I hate to disappoint, so...

Correction the that article: Actually the carved top on a Les Paul DOES change the tone. The thick body adds low end and sustain, and the carved maple cap adds brightness & definition to the mahogany underneath. Gibson spent almost a year with various woods, cuts, and grain orientation to get the final product. Got to admit that this is quite different to Fender's criterea for wood & body design.

Leo was a genius at designing low cost guitars, agreed. In the name of cost-reduction he did bold things no one else dared to. This horrified the other manufacturers of the 1950's (Gibson, Gretsch, Rickenbacker, etc) with the crude and ameteurish Fender designs, and the public too for a while (world famous guitar seller & collector George Gruhn in Nashville, says that Teles look like a "high school shop project"). But after a slow start, the Tele began to catch on with the country music crowd, which led to Leo's pinnacle, the Strat, which addressed some of the complaints about the early Teles (uncomfortable body, cheap look, etc).

Personally, I think Gibson approach of "old world craftmanship" is the better way to design musical instruments (not that Gibson has always been able to keep their manufacturing quality to those high standards). But we all have our own opinions on what a great guitar looks & sounds like.

I just like to periodically remind you guys that there is a subversive group of us pagans & heretics that do not like any guitar with the "F" word on the headstock, and that we have well-thought out reasons for it.
 
Re: The real genius of Leo Fender

I found this article to be highly offensive and request the author's name and e-mail address.
 
Re: The real genius of Leo Fender

I can kind of see how that would be the case. It makes sense, even though it demonstrated a clear bias and didn't provide any real evidence to substantiate the claims.

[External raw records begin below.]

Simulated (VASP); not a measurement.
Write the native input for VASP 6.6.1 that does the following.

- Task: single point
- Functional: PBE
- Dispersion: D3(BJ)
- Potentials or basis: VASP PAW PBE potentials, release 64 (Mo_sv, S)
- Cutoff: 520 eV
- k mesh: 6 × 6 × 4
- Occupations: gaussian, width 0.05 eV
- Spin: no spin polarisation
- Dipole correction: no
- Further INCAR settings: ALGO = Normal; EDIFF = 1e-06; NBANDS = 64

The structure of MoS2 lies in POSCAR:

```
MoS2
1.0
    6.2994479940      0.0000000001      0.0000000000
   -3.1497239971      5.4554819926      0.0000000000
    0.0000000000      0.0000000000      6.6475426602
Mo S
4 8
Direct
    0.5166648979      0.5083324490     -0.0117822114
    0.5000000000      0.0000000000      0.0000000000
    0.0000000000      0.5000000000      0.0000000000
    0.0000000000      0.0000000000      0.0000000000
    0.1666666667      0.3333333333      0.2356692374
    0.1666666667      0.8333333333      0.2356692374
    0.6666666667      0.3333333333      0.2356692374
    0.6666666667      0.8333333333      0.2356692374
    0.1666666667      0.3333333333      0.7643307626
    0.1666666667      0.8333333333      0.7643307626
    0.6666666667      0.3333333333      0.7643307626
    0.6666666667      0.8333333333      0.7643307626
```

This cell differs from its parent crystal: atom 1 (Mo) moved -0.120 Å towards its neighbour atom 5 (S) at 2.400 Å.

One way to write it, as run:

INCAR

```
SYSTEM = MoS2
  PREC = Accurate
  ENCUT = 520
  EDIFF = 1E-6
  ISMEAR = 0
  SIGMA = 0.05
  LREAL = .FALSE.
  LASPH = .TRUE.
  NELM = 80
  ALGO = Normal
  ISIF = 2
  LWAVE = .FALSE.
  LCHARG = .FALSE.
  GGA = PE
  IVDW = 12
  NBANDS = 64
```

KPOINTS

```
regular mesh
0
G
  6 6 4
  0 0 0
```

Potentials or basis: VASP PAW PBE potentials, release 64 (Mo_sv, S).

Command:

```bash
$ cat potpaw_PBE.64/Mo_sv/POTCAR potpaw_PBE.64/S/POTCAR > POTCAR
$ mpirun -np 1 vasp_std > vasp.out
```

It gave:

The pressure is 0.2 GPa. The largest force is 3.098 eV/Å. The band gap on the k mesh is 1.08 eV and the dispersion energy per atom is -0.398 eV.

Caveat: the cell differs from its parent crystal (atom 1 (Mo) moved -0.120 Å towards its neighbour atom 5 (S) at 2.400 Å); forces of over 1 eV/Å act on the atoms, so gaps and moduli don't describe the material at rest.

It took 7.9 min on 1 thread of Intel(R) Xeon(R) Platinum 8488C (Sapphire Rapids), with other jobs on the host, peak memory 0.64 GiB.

That said, Fender seems to have continued with that trend, even in MIA models. Leo may have used nitro because it was a readily available and affordable finish thanks to the auto industry. When you apply that line of thought then it's no wonder why when the auto industry abandoned nitro that Fender followed suit.

Perhaps the article holds merit in woods used, too. Leo was said to have used pine at times, and Fender at some point or another has built strats out of basswood and poplar, likely because they were cheaper than ash and alder or more abundant at the time.

In the end, so what? I really appreciate that Fender has never tried to be anything more than a working man's guitar. They continually deliver an affordable, well-playing, and consistent product (dare I say more, or at least no less, than any other modern manufacturer). Much to the chagrin of Fender naysayers, it's that consistency delivered at a price point anyone can afford that has made Fender the giant it is today. It's pretty hard to argue with that kind of success.
 
Re: The real genius of Leo Fender

Of all the guitars I own, including a Gibson and a G&L, I think my #1 is probably my MIM Strat. I've upgraded it here and there, but the bottom line is that it just feels good to grab off the wall and play. It's versatile, fun, and yes, even sexy.